Oh, and we bought all new nuts and bolts for it...


----------



## rusty_keg_3 (Dec 6, 2008)

Found some when we blasted... And the small parts after they were blasted... Oh, and the freshly lined beds...


----------



## rusty_keg_3 (Dec 6, 2008)

Ryan sold the Micky t's off the 99, and got these... He sanded them, and painted, also bought new posts, and lugs... Ill throw in a pick of the mickeys too... They sucked for plowin...


----------



## rusty_keg_3 (Dec 6, 2008)

I got more stuff, but gotta finish packing for hunting.


----------



## rusty_keg_3 (Dec 6, 2008)

im gonna add a few more pics today


----------



## rusty_keg_3 (Dec 6, 2008)

We got the plows out, put the V plow on the 09, and we plan on gettin the salter in tomorrow. Then we are gonna Fill up the tank, park it, and wait for snow. Oh, we put spare parts, tools, and what not in both trucks too..

We will probably powerwash the plow too, its kinda dirty...


----------



## Quality SR (Oct 25, 2006)

Nice rigs. I like the Chevy/ Boss combo.  
Good job on the spreader.


----------



## rusty_keg_3 (Dec 6, 2008)

Quality SR;891918 said:


> Nice rigs. I like the Chevy/ Boss combo.
> Good job on the spreader.


Thanks, we had to rush to finish the salter (still workin on getting it runing), i tuged the pull start a few times and broke it, and the starter wasnt working...


----------



## rusty_keg_3 (Dec 6, 2008)

*Pics*

Some pics i snapped today. We got the salter in, and operating...


----------



## rusty_keg_3 (Dec 6, 2008)

A few more, oh, and Ryan (my bro/boss) got a rotation (magnetic) light for the new truck...


----------



## rusty_keg_3 (Dec 6, 2008)

is 6am, cant sleep.... Bump


----------



## GMCHD plower (Nov 27, 2009)

Very nice ! Looks like that sander helps reduce the nose dive that the truck had.


----------



## rusty_keg_3 (Dec 6, 2008)

GMCHD plower;905528 said:


> Very nice ! Looks like that sander helps reduce the nose dive that the truck had.
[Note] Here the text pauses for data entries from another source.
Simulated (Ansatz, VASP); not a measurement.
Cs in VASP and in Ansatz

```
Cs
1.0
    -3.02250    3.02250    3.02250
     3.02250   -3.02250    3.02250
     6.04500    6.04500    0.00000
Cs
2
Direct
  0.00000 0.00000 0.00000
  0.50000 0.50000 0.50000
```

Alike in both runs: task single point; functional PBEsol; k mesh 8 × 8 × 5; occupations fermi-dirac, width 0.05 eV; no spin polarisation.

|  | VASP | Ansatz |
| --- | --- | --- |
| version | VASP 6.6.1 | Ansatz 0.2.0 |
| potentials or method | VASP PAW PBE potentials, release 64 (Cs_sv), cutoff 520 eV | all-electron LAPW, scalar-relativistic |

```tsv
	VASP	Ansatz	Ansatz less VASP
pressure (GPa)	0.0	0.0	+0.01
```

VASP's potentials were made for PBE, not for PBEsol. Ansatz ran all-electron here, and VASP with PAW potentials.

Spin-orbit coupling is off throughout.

Thanks man, when you gettin a plow for your 09? Yea, in the pics the sander/saler is about 3/4 full... And we have boards we still gotta put back on...


----------



## GMCHD plower (Nov 27, 2009)

rusty_keg_3;906656 said:


> Thanks man, when you gettin a plow for your 09? Yea, in the pics the sander/saler is about 3/4 full... And we have boards we still gotta put back on...


I don't know when a plow will be put on the 09. Probably next winter. I'm only 14 so I don't have the funds to put one on there. It's my parents truck. But once I get my license it will become my truck.


----------



## rusty_keg_3 (Dec 6, 2008)

i just noticed i didnt put pics of the buyers controller mounted...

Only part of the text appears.